Why the Mineral Resources Limited share price has increased 186% in 2016

Source: Wikimedia Commons

Since hitting a seven-year low of $3.34 in mid-January of this year, shares of Mineral Resources Limited (ASX: MIN) have staged a remarkable turnaround and are now trading at $9.57 – a gain of 186% in the space of only five months!

The only other company of note in the iron ore sector that has come close to matching this performance is the highly leveraged Fortescue Metals Group Limited (ASX: FMG), which has seen its share price climb around 120% in that time.

One of the obvious reasons behind Mineral Resources and Fortescue’s impressive share price recoveries has been the bounce in the iron ore price.

After bottoming out around US$40 per tonne in late December 2015, the iron ore price managed to climb back towards US$70 per tonne in late April.

What is interesting to note, however, is that Mineral Resources’ share price has continued to climb higher over the past couple of weeks, even as the iron ore price traded back towards US$50 per tonne.

One of the big reasons Mineral Resources has continued to climb higher, I believe, is its exposure to lithium.

Lithium has become the latest ‘boom’ in the resources sector and Mineral Resources is one of the few major miners that looks set to take advantage of rapidly increasing lithium prices. The company owns a 43.1% stake in the Mt Marion lithium project which is expected to begin production over the next few months.

The Mt Marion project is expected to make a significant contribution to Mineral Resources bottom line with the company expecting an annual EBITDA contribution of around $35 million once it enters full production.

This is in stark contrast to most of the other players in the lithium sector who are either still in the discovery phase, or still in the very early stages of mine development and who may never realise the benefits of the recent surge in lithium prices.

A second reason I think the share price has continued to strengthen is that investors are now pretty confident that the company will meet its full year guidance.

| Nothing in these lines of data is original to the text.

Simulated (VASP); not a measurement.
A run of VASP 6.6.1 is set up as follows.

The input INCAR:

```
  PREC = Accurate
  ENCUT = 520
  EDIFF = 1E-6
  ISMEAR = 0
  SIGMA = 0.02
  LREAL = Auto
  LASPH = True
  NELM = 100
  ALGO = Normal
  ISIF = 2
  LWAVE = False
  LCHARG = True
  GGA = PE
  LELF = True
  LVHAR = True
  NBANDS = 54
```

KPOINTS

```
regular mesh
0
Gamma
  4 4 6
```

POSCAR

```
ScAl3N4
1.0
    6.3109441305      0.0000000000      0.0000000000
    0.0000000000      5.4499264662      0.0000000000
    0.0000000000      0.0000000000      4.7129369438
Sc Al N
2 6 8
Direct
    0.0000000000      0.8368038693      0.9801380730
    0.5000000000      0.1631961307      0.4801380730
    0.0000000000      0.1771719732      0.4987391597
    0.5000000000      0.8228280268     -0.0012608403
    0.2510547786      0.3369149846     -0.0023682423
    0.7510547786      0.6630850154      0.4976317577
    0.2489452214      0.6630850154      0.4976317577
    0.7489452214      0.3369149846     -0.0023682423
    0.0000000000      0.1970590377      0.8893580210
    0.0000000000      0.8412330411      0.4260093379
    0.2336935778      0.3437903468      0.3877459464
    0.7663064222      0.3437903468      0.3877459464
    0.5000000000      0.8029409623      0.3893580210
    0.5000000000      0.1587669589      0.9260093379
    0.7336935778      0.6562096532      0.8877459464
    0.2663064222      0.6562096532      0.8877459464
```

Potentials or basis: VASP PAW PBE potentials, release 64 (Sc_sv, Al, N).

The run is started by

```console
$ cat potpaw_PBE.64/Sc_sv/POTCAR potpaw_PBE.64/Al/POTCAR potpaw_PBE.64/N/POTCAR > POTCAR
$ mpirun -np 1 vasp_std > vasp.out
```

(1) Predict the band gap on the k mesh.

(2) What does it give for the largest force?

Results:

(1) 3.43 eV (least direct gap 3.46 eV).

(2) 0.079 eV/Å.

At its half year results in February, Mineral Resources confirmed it will aim to generate EBITDA of between $250 million to $290 million based on an average iron ore price of US$42 per tonne, an Australian dollar at US$0.70 and if production is not interrupted.

With less than one month to go until the end of the financial year, all of the company’s key assumptions have been met excluding the average exchange rate (which has been more than offset by strength in the iron ore price). As a result, investors can be confident that there will be no negative surprises when the full year results are delivered in August.

The third and final reason behind the strength of Mineral Resources’ share price performance comes down to a massive short squeeze.

As the chart below shows, the company was one of the most heavily shorted stocks on the ASX for the best part of 2015, with short positions peaking at nearly 17% in November 2015.



Since the company released its better-than-expected first half results in February 2016, the number of short positions has fallen sharply and short positions are now sitting just over 3%.

This is an excellent example of how share prices can bounce when short sellers are forced to cover their positions.

Should you buy?

There is little doubt that Mineral Resources is one of the best managed miners/mining service providers on the ASX but, just like every other company in the sector, it has to grapple with factors beyond its control.

For this reason, investors buying shares of Mineral Resources today must be convinced that iron ore and lithium prices can track higher from here.

I'm not a buyer of Mineral Resources at these prices but I have taken the opportunity to look at these three high quality blue chip shares instead.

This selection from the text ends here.